For the first six months of 2016, I kept a daily log of the work I did on writing projects, because
- I thought it would spur me to be more diligent, in order to avoid having to log “Nothin'” for the day;
- I enjoy getting a peek into other people’s working habits, so why not offer others a peek into mine;
- From time to time, I talk with people who assume that anyone who calls herself a writer must block off a certain number of hours in every day during which, without fail, she writes. (And conversely, anyone who does not make time to write every single day can’t be called a writer.) I wanted to gather data to show there is at least one counterexample. I’m setting aside the vexed question of whether you can really, legitimately call yourself an artist if you have a day job. Real or not, legitimate or not, I call myself a writer, and this is how I work. Presented quantitatively, because (real or not, legitimate or not), I also call myself a geek.
What caught my eye: More days spent Studying than any other activity. 2 more days of Nothin’ than days of Writing. As many days of Infrastructure (seeking or organizing resources to get plays onstage) as days of Writing.
What caught my eye: You can see where the deadlines fall. The orange bars for Everything Looks Like A Face come to an abrupt end at week 16, after we presented the material at Rough Cuts and my role on the project changed. The blue bars for Mother Antonia stop around week 20; after a gap where For Worse is almost exclusively the focus, there are a few more blue blips for rehearsal and performance.
Conclusions: I like to read, or, in grant-speak, “my process is research-driven.” I write to deadlines. If I hadn’t been logging my activities, there probably would have been significantly more days of Nothin’ than days of Writing.
If you prefer less graph-laden descriptions of writers at work, I recommend:
Louisa May Alcott, “Literary Lessons” (Chapter 27 of Little Women)

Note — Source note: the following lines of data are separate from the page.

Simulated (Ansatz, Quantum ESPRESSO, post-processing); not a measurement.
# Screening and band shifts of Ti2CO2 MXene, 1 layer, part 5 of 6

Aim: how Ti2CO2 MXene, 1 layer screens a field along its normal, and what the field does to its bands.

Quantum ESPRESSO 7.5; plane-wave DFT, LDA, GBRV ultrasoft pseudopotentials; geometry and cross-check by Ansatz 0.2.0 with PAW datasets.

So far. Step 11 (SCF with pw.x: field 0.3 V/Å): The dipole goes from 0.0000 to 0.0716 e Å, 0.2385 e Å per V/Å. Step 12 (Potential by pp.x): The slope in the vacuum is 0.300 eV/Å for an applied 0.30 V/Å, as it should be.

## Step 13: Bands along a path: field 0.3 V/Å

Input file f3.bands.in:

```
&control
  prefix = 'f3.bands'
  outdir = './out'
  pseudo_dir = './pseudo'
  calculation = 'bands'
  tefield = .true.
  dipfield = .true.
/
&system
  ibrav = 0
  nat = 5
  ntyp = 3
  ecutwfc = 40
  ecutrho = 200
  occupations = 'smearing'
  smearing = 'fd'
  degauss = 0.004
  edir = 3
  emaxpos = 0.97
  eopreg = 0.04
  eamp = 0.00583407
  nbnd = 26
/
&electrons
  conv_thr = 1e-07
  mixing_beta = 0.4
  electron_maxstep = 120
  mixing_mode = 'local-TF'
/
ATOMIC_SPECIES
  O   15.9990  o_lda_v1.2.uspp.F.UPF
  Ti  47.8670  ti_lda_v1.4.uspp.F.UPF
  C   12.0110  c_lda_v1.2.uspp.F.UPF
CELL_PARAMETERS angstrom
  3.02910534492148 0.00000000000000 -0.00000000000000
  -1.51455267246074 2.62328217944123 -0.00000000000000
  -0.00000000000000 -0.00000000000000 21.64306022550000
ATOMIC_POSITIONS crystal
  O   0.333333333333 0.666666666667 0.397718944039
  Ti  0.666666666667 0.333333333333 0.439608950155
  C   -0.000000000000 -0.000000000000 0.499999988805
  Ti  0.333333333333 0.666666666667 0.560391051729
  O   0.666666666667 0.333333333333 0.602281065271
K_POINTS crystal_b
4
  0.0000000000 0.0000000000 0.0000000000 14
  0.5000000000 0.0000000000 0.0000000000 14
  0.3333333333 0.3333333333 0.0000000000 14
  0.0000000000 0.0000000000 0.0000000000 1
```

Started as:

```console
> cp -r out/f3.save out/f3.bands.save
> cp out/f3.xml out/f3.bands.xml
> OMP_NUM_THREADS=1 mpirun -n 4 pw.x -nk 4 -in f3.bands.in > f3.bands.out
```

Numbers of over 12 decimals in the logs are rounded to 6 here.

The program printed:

Ernest Hemingway, A Moveable Feast
David Sedaris, “Day In, Day Out” (in Let’s Explore Diabetes with Owls)
July 29, 2016
I, for one, have enjoyed it. I liked being able to see into your work process and sometimes thought process. But the graphs make me think your day job might be drifting into your artistic life. 🙂
July 29, 2016
Very glad you liked it. As for day-job drift, well, there’s a reason I have the day job I do. I plan to still be posting to the Scrap Bag, btw, as well as whatever other series suggests itself next, so please stay tuned!
August 17, 2016
The graph is definitely informative of the rhythms of creative hard work! Cool analysis too. Have you thought of turning the graph into something artistic, a weaving, a mosaic? It’s quite pleasing to the eye!
August 17, 2016
What a fabulous idea!
August 17, 2016
P.S. Have you seen this artist’s interpretation of weather data in the form of baskets? https://flowingdata.com/2016/03/23/weather-data-basket-weaving/
August 18, 2016
Anne, I loved this! Quantifiable data on a creative art. I live in the world of bar charts ( for my day/late night job currently in full/on crazy time known as “Planning” season).
What this random, now 20/plus year career choice has taught me: “If you measure something, it changes/is impacted”. Bravo, girl friend- you continuously inspire!!!! (Maybe there is a market for the excel model tied to this rainbow of graphs). I agree it could be a conversation/starter “portrait of the artist as a…’middle age woman who also dances with a day job” ❤️ Love you.